I am trying to calculate the odds, for every square (Except M or Q) of a mine being there, without knowing the total mines on the board.
I've found 2 different formulas online, which are similar except for one portion & although produce the same number for some sections, a very different answer is given for sections of the board. For example, the blue section I have 2 different answers for.
As you can see I've split up the squares into logical sections, where the probability will be the same.
For better explanation, the board looks like this:
ABCDE
F3G1H
IJ1KL
MNOPQ
The sections, broken up by the number they 'touch':
Section # of bombs in section:
------- ----------------------
(A+B+C+F+G+I+J) = 3
(C+D+E+G+H+K+L) = 1
(G+J+K+N+O+P) = 1
Note: that I am using the # of bombs to mean the number of bombs contained inside the squares. For example, The green section (A+B+F+I) are 4 squares. At most 4 squares can have 4 mines (1 mine per square). In our case green cannot contain 4 mines though, because of the '3'.

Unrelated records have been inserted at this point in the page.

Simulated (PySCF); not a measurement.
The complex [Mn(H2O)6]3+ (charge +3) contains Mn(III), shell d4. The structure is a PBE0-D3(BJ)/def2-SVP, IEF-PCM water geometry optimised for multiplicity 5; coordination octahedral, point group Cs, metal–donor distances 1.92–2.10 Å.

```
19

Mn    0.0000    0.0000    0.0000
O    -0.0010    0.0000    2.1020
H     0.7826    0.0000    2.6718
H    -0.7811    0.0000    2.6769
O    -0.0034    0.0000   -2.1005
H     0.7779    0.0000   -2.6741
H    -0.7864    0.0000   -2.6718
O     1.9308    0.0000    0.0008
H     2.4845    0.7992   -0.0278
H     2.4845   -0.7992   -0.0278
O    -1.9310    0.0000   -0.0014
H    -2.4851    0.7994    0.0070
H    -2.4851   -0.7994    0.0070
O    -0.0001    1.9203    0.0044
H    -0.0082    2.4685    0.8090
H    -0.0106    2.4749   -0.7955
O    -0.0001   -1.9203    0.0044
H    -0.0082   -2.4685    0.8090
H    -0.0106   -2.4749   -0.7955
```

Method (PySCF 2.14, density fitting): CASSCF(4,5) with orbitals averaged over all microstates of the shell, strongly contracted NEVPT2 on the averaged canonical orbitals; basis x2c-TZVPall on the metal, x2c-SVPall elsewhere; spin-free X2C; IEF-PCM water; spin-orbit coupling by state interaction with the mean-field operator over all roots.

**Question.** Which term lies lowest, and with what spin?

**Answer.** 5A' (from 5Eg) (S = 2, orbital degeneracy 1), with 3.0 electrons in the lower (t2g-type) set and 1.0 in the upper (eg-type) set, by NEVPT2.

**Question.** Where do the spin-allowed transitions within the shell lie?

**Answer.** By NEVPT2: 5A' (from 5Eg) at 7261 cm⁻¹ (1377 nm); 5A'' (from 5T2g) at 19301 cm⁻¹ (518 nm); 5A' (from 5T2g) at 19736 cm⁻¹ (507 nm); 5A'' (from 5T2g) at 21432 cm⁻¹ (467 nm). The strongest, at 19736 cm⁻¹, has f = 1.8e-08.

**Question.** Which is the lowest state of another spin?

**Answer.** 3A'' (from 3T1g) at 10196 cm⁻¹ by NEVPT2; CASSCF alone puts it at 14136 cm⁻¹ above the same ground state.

Further broken up, Here we get the sections you see in the image. By breaking up sections when we know which squares will give the same odds. I will call these the 'known solutions', or 'absolute solutions' (The right column is the # of bombs inside all of the squares combined):
(A+B+F+I) + (C) + (G) + (J) = 3
(G) + (C) + (D+E+H+L) + (K) = 1
(J) + (N+O+P) + (K) + (G) = 1
Here we calculate all of the possible solutions.
We do this by making assumptions. First we assume (C) has 1 bomb. In other words, the 'C' square is a bomb. (C is chosen at random, but I prefer to start with a small section). I'll call the first solution 'A1-1':
(C) = 1
Since (C) = 1, and ((G) + (C) + (D+E+H+L) + (K)) = 1, we know that (G), (K) and (DEHL) are must be 0:
(G) = 0
(D+E+H+L) = 0
(K) = 0
But now we need to make another assumption. I chose (J) = 1. Again, I prefer starting with small sections. This gives us an entire solution (A1-1):
Grouping # of bombs
-------- -----------
(C) = 1
(D+E+H+L) = 0
(K) = 0
(G) = 0
(J) = 1
(N+O+P) = 0
(A+F+I+B) = 1
I'll keep assuming (C) is 1 until we've come up with every solution (Note the 'absolute solutions' must always hold true, since that's how Minesweeper works, and we want to utilize what we know:
(a1-2) # of bombs
---- ----------
(C) = 1
(D+E+H+L) = 0
(K) = 0
(G) = 0
(J) = 0
(N+O+P) = 1
(A+F+I+B) = 2
That's all for C = 1, so next we assume G=1:
a2-1 # of bombs
---- ----------
(C) = 0
(G) = 1
(D+E+H+L) = 0
(K) = 0
(N+O+P) = 0
(J) = 0
(A+F+I+B) = 2
a2-2
----
(C) = 0
(G) = 0
(J) = 1
(A+F+I+B) = 2
(N+O+P) = 0
(D+E+H+L) = 1
(K) = 0
a2-3
----
(C) = 0
(G) = 0
(J) = 0
(K) = 1
(D+E+H+L) = 0
(A+F+I+B) = 3
(N+O+P) = 0
a2-4
----
(C) = 0
(G) = 0
(J) = 0
(K) = 0
(D+E+H+L) = 1
(A+F+I+B) = 3
(N+O+P) = 1
That gives us every solution.
Now we list the number of bombs in every possible solution:
Note that: (A+F+I+B) is Green, (C) is Pink, (D+E+H+L) is orange, (G) is brown, (J) is Yellow, (K) is Purple (N+O+P) is blue:
#: A1 A12 A21 A22 A23 A24
GREEN: 1 2 2 2 3 3
PINK: 1 1 0 0 0 0
ORANGE: 0 0 0 1 0 1
BROWN: 0 0 1 0 0 0
YELLOW: 1 0 0 1 0 0
PURPLE: 0 0 0 0 1 0
BLUE: 0 1 0 0 0 1
Now we calculate the combinations possible for every solution. This is done by using nCr (Binomial coefficient).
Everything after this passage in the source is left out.